Explorist: Sean Hotchkiss
June 12 2015
Iceland had topped my travel wishlist for years. So when my friend, Justin, suggested renting a house there for his 30th birthday this June, I was heavily in favor of the idea. After short stays in Copenhagen and Stockholm, I planned to meet the birthday crew in Reykjavik.
I arrived in the Icelandic capitol on the morning of June 4, a full day ahead of the others. A couple things about me: I love to travel alone and I love to eat. I checked into my room at the 101 Hotel and knocked several restaurants off my list: lunch at a cozy corner table at Bergsson Mathus, a friendly café, and dinner at the bar at Snaps, a crowded bistro with a local following. Early June in this part of the world means little-to-no darkness, so I wandered the streets after dinner that first night for hours, stopping for cocktails at Slippbarinn and orbiting a tattoo convention, where I smoked Marlboros and attempted to mingle with the leather jacket clad twentysomethings that hung around outside.
I woke up the next day and met Spencer, Justin’s friend, at Reykjavik Roasters and we checked into a small rental annex downtown with a cheery yellow facade. We linked up with friends visiting from Washington, D.C., and bounced between a series of bars – Boston, Kaldi, Kaffibarrin, and Prikid. Our night culminated with a food cart cheeseburger, eaten while watching the midnight sun rise high over the bay in Reykjavik.

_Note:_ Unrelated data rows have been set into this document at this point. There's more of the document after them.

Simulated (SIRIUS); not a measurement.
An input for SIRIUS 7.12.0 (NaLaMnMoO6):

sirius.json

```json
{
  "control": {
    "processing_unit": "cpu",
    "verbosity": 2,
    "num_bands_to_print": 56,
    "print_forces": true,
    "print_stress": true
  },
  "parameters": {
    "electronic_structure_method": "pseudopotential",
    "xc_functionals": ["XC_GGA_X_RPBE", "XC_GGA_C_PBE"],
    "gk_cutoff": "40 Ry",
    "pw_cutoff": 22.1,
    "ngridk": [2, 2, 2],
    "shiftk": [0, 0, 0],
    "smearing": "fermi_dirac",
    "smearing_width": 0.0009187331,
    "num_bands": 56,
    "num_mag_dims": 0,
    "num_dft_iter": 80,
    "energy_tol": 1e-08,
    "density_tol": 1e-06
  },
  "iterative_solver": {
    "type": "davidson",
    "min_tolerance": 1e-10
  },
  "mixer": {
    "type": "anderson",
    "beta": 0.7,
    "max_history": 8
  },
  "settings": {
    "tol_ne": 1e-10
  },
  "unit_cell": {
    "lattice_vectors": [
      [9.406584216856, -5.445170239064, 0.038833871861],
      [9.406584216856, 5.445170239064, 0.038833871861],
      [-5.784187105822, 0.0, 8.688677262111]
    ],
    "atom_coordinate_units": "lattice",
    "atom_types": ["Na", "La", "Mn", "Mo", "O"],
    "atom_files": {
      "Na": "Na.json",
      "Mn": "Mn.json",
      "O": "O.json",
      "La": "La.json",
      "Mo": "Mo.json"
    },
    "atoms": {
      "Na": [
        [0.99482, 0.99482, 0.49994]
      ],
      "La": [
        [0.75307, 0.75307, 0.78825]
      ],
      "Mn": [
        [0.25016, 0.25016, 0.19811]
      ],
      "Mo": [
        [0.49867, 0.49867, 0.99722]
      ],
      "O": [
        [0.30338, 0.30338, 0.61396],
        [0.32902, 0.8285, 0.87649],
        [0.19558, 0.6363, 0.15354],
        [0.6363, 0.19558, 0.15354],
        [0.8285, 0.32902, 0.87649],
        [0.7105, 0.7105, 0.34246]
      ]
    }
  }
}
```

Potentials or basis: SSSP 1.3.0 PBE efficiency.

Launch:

Note: The constant daylight dismantled my system. Human bodies are kind of hard-wired to go when it is light out, and without the anchor a sunset provides, it becomes difficult to feel like you should be sleeping. I found it tough to turn in before 4 or 5am, and when I did finally get to sleep, I slept hard – often ’til noon or 1 the next day – something I haven’t done since college.
A wakeup from Emily and Justin the following day at 0830, just hours after we’d turned in, was especially jarring. We hopped into their SUV and made the 65-mile journey to Hvolsvöllur, on the south coast of Iceland. The home Justin arranged – Syori-Rot – was a white box set on several serene acres. Horses roamed the fields. The only sound in the evenings was the caw of the circling birds. A perfect porch wrapped around the house, where I’d sit, smoke, and stare out at land and sky.
The country showed us everything it had over three days: mist and fog hovered over peaks to the Southeast on one day, bright sunlight flooded the house at all hours on another. Breezes blew off the North Atlantic and burned our cheeks. We drove east, to Vik, and climbed high into the hills above black sand beaches and towering rock formations. We ate stew in a tiny bistro near a red-topped church. Waterfalls were frequent distractions. We swam in pools framed by snow-capped mountains (Seljavellir) and roamed National Parks (Skaftafell). Each night we’d relax, play music, and rest our bodies before the next day’s adventure.
Iceland obliterated my expectations. (And I’d heard enough to build up a strong set of them.) Its natural beauty was vast and ever-present, the culture friendly and no-nonsense.
The lack of any real language barrier for Westerners made both directional and social navigation easy. I’d love to say I’d return soon, but the odds are I probably won’t – there are other locales I’d like to see, taste, smell, and feel. Besides, I find that some trips are memories worth preserving in an unaltered state – dreamlike, dramatic… departures useful for escaping to in my mind at any moment. That’s where I’ll keep Iceland. Maybe not forever; but for now.